I attended a conference on Politics and Spirituality conference at the Pasadena Civic auditorium recently, where the speakers were Jim Wallis, author of the book God’s Politics and editor of Sojourners Magazine; Anne Lamott, author of “Traveling Mercies” and columnist for Salon.com; and Richard Rohr, directer of the Center for Action and Contemplation in New Mexico. The emphasis throughout the conference was that social change is most effective when it is driven by inner spiritual transformation. William Wilburforce, a leader in the movement to end slavery; Martin Luther King Jr., a leader in the civil rights movement; Dorothy Day, founder of the Catholic Worker movement; and dozens of others were cited as examples of those who sensed that God was the source of their desire to see people treated with equality. Even the account of Moses encountering God through a burning bush in the desert was an example. After Moses encounters the transcendent, he is told to confront Pharaoh about his oppression of the Hebrew slaves. Moses speaks to power, with power. Without the inner transformation, social change efforts lead to cynicism and burnout, the speakers said.
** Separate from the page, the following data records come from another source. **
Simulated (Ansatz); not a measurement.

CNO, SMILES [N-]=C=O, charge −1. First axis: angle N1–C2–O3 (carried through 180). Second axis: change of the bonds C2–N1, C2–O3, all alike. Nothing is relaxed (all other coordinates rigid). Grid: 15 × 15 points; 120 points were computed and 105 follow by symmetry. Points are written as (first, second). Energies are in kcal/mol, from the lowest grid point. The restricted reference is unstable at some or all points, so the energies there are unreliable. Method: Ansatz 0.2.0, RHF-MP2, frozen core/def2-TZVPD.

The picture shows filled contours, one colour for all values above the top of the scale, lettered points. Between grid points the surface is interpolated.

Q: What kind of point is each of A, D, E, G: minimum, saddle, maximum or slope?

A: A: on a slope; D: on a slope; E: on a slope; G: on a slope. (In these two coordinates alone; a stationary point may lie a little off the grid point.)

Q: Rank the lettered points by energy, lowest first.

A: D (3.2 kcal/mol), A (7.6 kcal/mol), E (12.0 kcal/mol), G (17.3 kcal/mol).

It seems to me that Christians would not look so intolerant, gullible and judgmental if they spent more time with the more than 2,000 verses of Scripture that instruct us to take responsibility for the poor (affordable housing, anyone?), the imprisoned (prison reform?), the hungry, the foreigner (immigration reform?), the widowed, the sick (healthcare reform?), and let that influence our politics. Budgets are moral documents, Jim Wallis says. It’s another way of saying where you treasure is, that’s where your heart is also. This is not about tearing down the separation of church and state. This is about living lives that bear witness to what the Bible instructs us to do, which is to take care of each other. What would our politics look like if, instead of a quest for power, we had a quest for justice, compassion, mercy and responsibility?